Under probability, there was an example given, i.e. what is the probability of rolling three dice, and getting at least one six?

MGMAT's strategy is to calculate the probability of not getting a 6 (i.e. 5/6 x 5/6 x 5/6 = 125/216) and reducing 1 from this figure to get the answer. (The answer is 91/216)

However, I calculated it as follows:

(probability of getting one six) + (probability of getting 2 sixes) + (probability of getting 3 sixes)
= 3(1/6*5/6*5/6) + 3(1/6*1/6*5/6) + 3(1/6*1/6*1/6)
= 93/216

I multiplied each probability by 3 in order to take into account the separate scenarios of dice 1, dice 2 or dice 3 rolling a 6 individually.

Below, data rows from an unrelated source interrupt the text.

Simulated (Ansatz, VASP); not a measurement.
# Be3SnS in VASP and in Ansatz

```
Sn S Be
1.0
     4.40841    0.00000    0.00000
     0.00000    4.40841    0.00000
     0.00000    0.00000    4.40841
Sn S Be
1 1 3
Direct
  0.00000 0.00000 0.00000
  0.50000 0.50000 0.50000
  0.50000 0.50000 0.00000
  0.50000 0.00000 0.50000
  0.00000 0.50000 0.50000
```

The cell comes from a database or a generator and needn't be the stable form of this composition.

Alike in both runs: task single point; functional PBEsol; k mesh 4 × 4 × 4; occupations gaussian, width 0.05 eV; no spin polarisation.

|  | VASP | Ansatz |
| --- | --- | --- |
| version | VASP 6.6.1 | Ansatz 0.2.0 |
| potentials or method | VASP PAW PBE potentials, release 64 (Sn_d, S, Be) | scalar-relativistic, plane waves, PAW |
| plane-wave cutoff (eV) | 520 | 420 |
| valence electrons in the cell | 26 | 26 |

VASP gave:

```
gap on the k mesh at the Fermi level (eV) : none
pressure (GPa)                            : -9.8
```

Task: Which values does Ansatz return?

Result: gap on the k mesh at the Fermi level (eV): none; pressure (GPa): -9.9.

I understand the logic of MGMAT's approach but I'm uncertain as to why my approach doesn't seem to work. Hope you can help clarify this. Thanks!

hi -

the approach doesn't work because you shouldn't multiply by 3 in all three cases.

to wit:

there are 3 ways to roll one six: [die 1, die 2, die 3]
not-6 ... not-6 ... 6
not-6 ... 6 ... not-6
6 ... not-6 ... not-6
therefore, you are correct in multiplying this probability by 3.

there are also 3 ways to roll two sixes: [die 1, die 2, die 3]
not-6 ... 6 ... 6
6 ... not-6 ... 6
6 ... 6 ... not-6
therefore, you should (and did) also multiply this probability by 3.

however,
there is only one way to roll all sixes (6 ... 6 ... 6).
therefore, you don't multiply that probability by 3. fix this error and you'll arrive at 91/216, the same probability arising from our calculation.

by the way, this post is a strong endorsement for our solution, using the (1 - x) method: why would you want to go to all this trouble, anyway...?

hope no one reading this post believes in all that 'mark of the beast' stuff.

Thanks Ron. Tricky stuff!

I'll definitely use MGMAT's technique, just wanted to see if my concepts were on right. Thanks again!

good times.

it's good to have both solutions at your disposal, so that, if either one fails to work, you can turn immediately to the other.